7.25.6.9.1  (10-19-1998)
Selling Marts

  1. If an organization’s sole purpose or activity is to conduct a sales facility for its members or the suppliers of its members, it is not entitled to exemption. In Rev. Rul. 58–224, 1958–1 C.B. 242, an organization’s sole activity is to conduct an annual trade show only for the purpose of bringing buyers and sellers together. The show is not held in conjunction with a convention or annual meeting. The organization is not exempt under IRC 501(c)(6). IRC 513(d), described in IRM 7.25.6.9, does not affect the holding in Rev. Rul. 58–224..

7.25.6.10  (10-19-1998)
Political and Legislative Activities

  1. An IRC 501(c)(6) organization may permissibly engage in any amount of legislative activity germane to the common business interests of the organization’s members. See Rev. Rul. 61–177, 1961–2 C.B. 117.

7.25.6.10.1  (10-19-1998)
Dues and Assessments Used for Political and Certain Legislative Activities

  1. IRC 162(e)(2) provides that in the case of a business taxpayer no deduction is allowed for expenditures for participation or intervention in a political campaign on behalf of any candidate for public office, or in connection with any attempt to influence the general public or segments thereof with respect to legislative matters (otherwise known as "grassroots" lobbying), elections, or referendums. Also, deductions are not allowable for expenses in connection with direct attempts to influence legislation that is not of a direct business interest to the taxpayer. If a substantial part of the activities of a trade association, labor union, or similar organization consists of one or more of the above activities, a deduction is allowed only for that portion of a member’s dues to the organization that the taxpayer can clearly establish is attributable to other activities. See Reg. 1.162–20(c)(3).

  2. Members may deduct dues to an organization that are attributable to expenses for appearances before, submission of statements to, or sending communications to members of legislative bodies with respect to legislation or proposed legislation of direct interest to the member, and communications of information between the member and the organization with respect to their proposing, supporting, or opposing legislation of direct interest to either the organization or a member. See Reg. 1.162–20(c)(2)(i) and (c)(3).

  3. Since there is a prohibition on the deductibility of dues used for "grassroots" lobbying, the activities that constitute "grassroots" lobbying must be determined. For example, media ads must be analyzed to determine whether they were produced in connection with any attempt to influence the general public, or segments thereof, with respect to legislative matters, elections, or referendums. This determination can be difficult at times, since the regulations under Reg. 1.162–20(a)(2) make clear that expenses for institutional or "good will" advertising are generally deductible. "Good will" advertising, for example, includes ordinarily allowable expenses incurred to bring the organization’s name before the public. Similarly, institutional advertising expenses, such as those incurred for the purpose of presenting views on economic, financial, social, or other subjects of a general nature that do not directly or indirectly propose, support, or oppose legislation are also ordinarily deductible. The problem is determining whether the advertising is entirely of a general nature or an attempt through words, phrases, pictures, etc. to develop a "grassroots" point of view regarding the promotion or defeat of legislation or a referendum. The line in some cases is very fine.

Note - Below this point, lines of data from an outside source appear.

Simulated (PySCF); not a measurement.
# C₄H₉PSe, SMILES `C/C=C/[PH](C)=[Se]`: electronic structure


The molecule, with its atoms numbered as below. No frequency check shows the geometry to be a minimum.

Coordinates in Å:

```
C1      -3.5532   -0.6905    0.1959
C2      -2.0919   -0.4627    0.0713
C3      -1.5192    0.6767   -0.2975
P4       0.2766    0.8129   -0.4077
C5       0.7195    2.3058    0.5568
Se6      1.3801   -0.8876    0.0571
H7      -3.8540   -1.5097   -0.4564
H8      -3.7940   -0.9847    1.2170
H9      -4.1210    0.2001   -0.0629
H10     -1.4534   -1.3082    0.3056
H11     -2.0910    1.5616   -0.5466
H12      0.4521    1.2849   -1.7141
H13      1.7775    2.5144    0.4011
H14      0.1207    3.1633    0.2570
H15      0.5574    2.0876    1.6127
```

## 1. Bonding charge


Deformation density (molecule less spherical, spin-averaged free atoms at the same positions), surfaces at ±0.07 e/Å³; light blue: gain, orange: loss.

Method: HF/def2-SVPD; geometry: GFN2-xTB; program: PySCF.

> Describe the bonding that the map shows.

  4. Rev. Ruls. 78–111, 112, 113, and 114, 1978–1 C.B. 41–44 discuss grassroots lobbying and analyze examples of non-deductible grassroots lobbying expenditures. While only Rev. Ruls. 78–113 and 114 deal specifically with IRC 501(c)(6) organizations, the analysis in all four revenue rulings is applicable to the determination of whether a particular activity is grassroots lobbying.

    1. Rev. Rul. 78–111 concludes that a corporation engaged in grassroots lobbying when it distributed to its shareholders its president’s testimony against an environmental bill. The testimony emphasized the cost to the corporation and recommended defeat of the bill. Although the communication did not ask the shareholders to contact their legislators it was a clear attempt to influence the opinion of the shareholders (members of the public) and therefore constituted grassroots lobbying.

    2. Rev. Rul. 78–112 concludes that a corporation engaged in grassroots lobbying when it placed advertisements in newspapers and magazines urging the rejection of a certain land use bill that would hamper the corporation’s land development business. Although these advertisements did not ask the readers to contact their representatives, they were clear attempts to influence the public on proposed legislation and therefore constituted grassroots lobbying.

    3. Rev. Rul. 78–113 concludes that a tax-exempt trade association engaged in grassroots lobbying when it urged its members to ask their employees and customers to support the repeal of certain legislation. Communications between the trade association and its members about legislation are legitimate business activities the expenses for which are deductible. However, communications to the public (employees and customers in this case) through the membership are grassroots lobbying the expenses for which are not deductible under IRC 162(e)(1).

    4. Rev. Rul. 78–114 concludes that a tax-exempt trade association engaged in grassroots lobbying when it urged both its members and its prospective members to contact their Congressmen in support of certain legislation favorable to the association. The trade association’s communication with its members about the legislation is a legitimate business activity the expenses for which are deductible; but, the communication to the prospective members is a communication with the public and is therefore grassroots lobbying the expenses for which are not deductible under IRC 162(e)(1).

  5. The examination of any IRC 501(c)(6) organization should include a thorough review of the organization’s legislative and political activities.

7.25.6.10.2  (10-19-1998)
Effect of IRC 527(f) on Political Expenditures

  1. IRC 527(f) imposes a tax on any direct political expenditures of an organization exempt under IRC 501(c)(6). IRC 527(f)(3) permits an exempt IRC 501(c) organization to spin its political activities off into a separate segregated fund which would then be subject to IRC 527. If an organization is primarily engaged in political activities, it is not described in IRC 501(c)(6). For further discussion, see IRM 7.27.11 (concerning political organizations).

7.25.6.11  (10-19-1998)
Classification Problems

  1. Because of the broad language of some of the paragraphs under IRC 501(c), there are situations where a certain amount of overlap occurs, thus creating a question whether an organization should be classified under IRC 501(c)(6) or under some other paragraph.

7.25.6.11.1  (10-19-1998)
IRC 501(c)(6) v. IRC 501(c)(3)

  1. A professional society may also qualify for exemption under IRC 501(c)(3) if its purpose is to advance the profession by engaging in exclusively educational or scientific activities.

  2. An organization may not be classified under IRC 501(c)(3) if it has substantial noncharitable and noneducational purposes and activities, regardless of the number or importance of truly charitable or educational purposes it may otherwise have. See Rev. Rul. 71–504, 1971–2 C.B. 231 and Rev. Rul. 71–505, 1971–2 C.B. 232.

  3. Rev. Rul. 71–506, 1971–2 C.B. 233, describes a professional society that does qualify under IRC 501(c)(3).